Just 20 percent of U.S. senators are female. Women make up a mere 21.6 percent of the lawyers who serve as general counsels to Fortune 500 companies. Only three of the nine Supreme Court Justices are women.

But these figures are still higher than the proportion of women within the ranks of the Harvard Law School faculty.

At Elizabeth Warren and Elena Kagan’s former place of work, women constitute fewer than a fifth of all professors and assistant professors of law—a disparity that Harvard Law School Dean Martha L. Minow called “absolutely inadequate.” With only 17 women among 92 tenure-track faculty members, according to the Law School’s online directory as of May 6, the gender imbalance of Harvard Law School’s faculty is comparable to that of other elite law schools, yet still among the most severe of the approximately 200 law schools nationwide.

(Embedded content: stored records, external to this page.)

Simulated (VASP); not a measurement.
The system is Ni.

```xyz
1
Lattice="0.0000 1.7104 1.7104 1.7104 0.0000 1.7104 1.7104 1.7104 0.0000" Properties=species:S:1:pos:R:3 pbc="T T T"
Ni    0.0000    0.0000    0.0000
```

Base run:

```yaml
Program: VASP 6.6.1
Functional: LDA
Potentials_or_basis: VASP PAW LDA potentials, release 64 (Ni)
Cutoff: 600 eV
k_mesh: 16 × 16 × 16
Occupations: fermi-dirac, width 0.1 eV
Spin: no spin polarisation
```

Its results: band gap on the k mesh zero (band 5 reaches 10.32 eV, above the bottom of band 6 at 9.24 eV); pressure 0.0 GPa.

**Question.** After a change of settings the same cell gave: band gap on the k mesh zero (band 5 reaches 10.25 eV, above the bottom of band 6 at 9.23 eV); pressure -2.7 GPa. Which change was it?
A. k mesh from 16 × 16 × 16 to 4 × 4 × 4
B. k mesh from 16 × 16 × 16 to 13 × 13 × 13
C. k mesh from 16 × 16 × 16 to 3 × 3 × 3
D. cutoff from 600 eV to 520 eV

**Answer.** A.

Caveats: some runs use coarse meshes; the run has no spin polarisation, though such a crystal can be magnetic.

Concerns about gender inequality have spread throughout campus as a new student-run coalition called Shatter the Ceiling draws hundreds of community members together to address these issues, faculty members pursue research on gender disparities, and the administration pushes for new strategies to level the playing field. Amidst this growing movement, some have raised questions about the impact of gender inequality within the ranks of the faculty, in the classroom, in student organizations, and in life after Law School.

Among their top concerns is the small proportion of women on the faculty, an issue they say is rooted in the Law School’s history and today impacts hiring decisions, faculty conversations, and topics of intellectual inquiry.

“It’s an issue that matters to me, an issue that matters to the Law School, and an issue that matters to the profession,” Minow said.

BURDENED BY THE PAST

Portraits of tenured professors arranged in chronological order line a wing of the Law School’s new student center, looking down on students as they walk to class each day. But students cannot see a woman’s photograph until they pass the 1972 mark, and can only count a handful more in the next few decades.

More than 20 years after female students first stepped foot on campus, the Law School in 1972 granted tenure to its first female faculty member, Elisabeth A. Owens. But she did not attend faculty meetings, and her appointment “was widely regarded as not genuine,” according to Daniel R. Coquillette, a visiting professor and the former dean of Boston College Law School.

Coquillette is currently working on a history of Harvard Law School that will devote a significant section to the history of gender at the school. He said that the Law School’s progress on gender issues came relatively late, after other law schools across the country had already taken significant steps towards welcoming women.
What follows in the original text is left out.